Committed to PEOPLE'S RIGHT TO KNOW
Vol. 5 Num 207 Wed. December 22, 2004  
   
Star City


Gulshan residents protest permission for 8-storey buildings
The step will benefit only a handful, they say


The Gulshan Society has decried the government decision to allow eight-storey structures along Gulshan avenues and this would seriously strain the utility services.

Anwarul Alam, general secretary of the Gulshan Society, said most residents in Gulshan are against commercialisation of the residential plots and resent the decision to put a new height ceiling on eight-storeys. The decision was made to provide benefits to a handful people along the main roads of the residential areas, he said.

Experts at the Institute of Architects, Bangladesh, said the sewerage, water and gas pipes of the area were originally designed for a population density of 30 persons an acre. But now network is overloaded with more than 300 persons living on each acre.

"If the population density increases further because of construction of eight-storey buildings the whole system will collapse," Alam said.
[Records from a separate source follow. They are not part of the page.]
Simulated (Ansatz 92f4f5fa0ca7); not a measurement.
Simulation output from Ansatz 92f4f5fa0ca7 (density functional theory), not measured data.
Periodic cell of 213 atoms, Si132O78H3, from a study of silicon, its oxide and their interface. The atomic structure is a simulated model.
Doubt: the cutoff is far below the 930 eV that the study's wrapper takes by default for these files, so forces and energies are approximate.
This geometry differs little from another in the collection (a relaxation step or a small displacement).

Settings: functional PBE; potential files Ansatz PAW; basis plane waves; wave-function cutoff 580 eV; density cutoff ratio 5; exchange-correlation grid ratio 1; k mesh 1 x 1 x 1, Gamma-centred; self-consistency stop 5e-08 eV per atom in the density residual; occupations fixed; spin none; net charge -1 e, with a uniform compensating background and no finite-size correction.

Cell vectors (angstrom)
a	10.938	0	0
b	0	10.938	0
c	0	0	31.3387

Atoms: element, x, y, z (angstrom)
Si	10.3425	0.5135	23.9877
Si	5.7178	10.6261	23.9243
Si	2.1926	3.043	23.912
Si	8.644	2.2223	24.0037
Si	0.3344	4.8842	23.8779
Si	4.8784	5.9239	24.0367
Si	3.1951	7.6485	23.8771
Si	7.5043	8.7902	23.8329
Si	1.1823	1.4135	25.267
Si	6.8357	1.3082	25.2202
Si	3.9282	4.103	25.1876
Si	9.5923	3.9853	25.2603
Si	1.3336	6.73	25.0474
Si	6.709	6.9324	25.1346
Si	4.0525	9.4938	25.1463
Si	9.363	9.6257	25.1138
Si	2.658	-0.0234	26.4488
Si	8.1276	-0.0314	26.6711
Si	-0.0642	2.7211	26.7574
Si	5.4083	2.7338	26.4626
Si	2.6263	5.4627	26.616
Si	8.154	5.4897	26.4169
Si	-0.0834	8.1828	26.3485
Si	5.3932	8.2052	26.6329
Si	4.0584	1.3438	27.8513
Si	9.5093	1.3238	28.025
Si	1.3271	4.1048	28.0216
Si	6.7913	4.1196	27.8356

The Ministry of Housing and Public Works in a recent notification, announced that all plots between Gulshan Shooting Club and Gulshan Circle-2; Banani Kemal Ataturk Avenue and plots between Gulshan-Banani Bridge and Gulshan-Baridhara Bridge can be converted into commercial plots after the owners pay a conversion fee of Tk 8 lakh for each katha. The notification also declared that all owners of commercial plots will be allowed to build up to eight-storey structures.